The Enchanted April by Elizabeth von Arnim

Two women who “had never yet spoken” see an advertisement for a castle to rent in Italy, and one persuades the other to spend their savings and take a month’s holiday there. To lower the costs, they advertise for some other ladies to join them and so four very different women find themselves thrown together in ‘heaven’.

At first the ladies find themselves at odds with one another, but during their stay the enchantments of their surroundings serve to bring out each person’s true character, buried beneath years of unhappy marriage and misunderstandings and the drudgery of daily life, and giving each of them “the happiness that asks for nothing, that just accepts, just breathes, just is.” Each character is given time to reflect, each gradually changes and each receives their own realisation of happiness by the end of the book.
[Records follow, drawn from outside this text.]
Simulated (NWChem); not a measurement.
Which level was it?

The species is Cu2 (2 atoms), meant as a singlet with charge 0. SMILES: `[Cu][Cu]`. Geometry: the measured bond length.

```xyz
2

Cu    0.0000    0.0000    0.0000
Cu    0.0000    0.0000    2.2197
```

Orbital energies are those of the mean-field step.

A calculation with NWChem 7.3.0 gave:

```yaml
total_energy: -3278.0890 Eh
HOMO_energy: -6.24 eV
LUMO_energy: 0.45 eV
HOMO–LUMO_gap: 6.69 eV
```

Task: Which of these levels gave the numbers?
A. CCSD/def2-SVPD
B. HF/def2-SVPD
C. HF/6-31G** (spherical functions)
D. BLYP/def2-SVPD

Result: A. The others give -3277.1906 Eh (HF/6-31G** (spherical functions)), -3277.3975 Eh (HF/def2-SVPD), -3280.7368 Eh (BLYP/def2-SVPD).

This is by no means a realistic plot, and many of the events seem contrived, but the humour and warmth with which the novel is narrated overrode any quibbles I had with the story itself. And the humour is what makes the story really magical, several parts made me laugh out loud but this was my favourite:

“Mrs Fisher had never cared for macaroni, especially not this long, worm-shaped variety. She found it difficult to eat – slippery, wriggling off her fork, making her look, she felt, undignified when, having got it as she supposed into her mouth, ends of it yet hung out. Always too, when she ate it she was reminded of Mr Fisher. He had during their married life behaved very much like macaroni. He had slipped, he had wriggled, he had made her feel undignified, and when at last she had got him safe, as she thought, there had invariably been little bits of him that still, as it were, hung out.”

This is one of those classics which felt effortless to read, is very uplifting and is also very funny. Highly recommended escapism.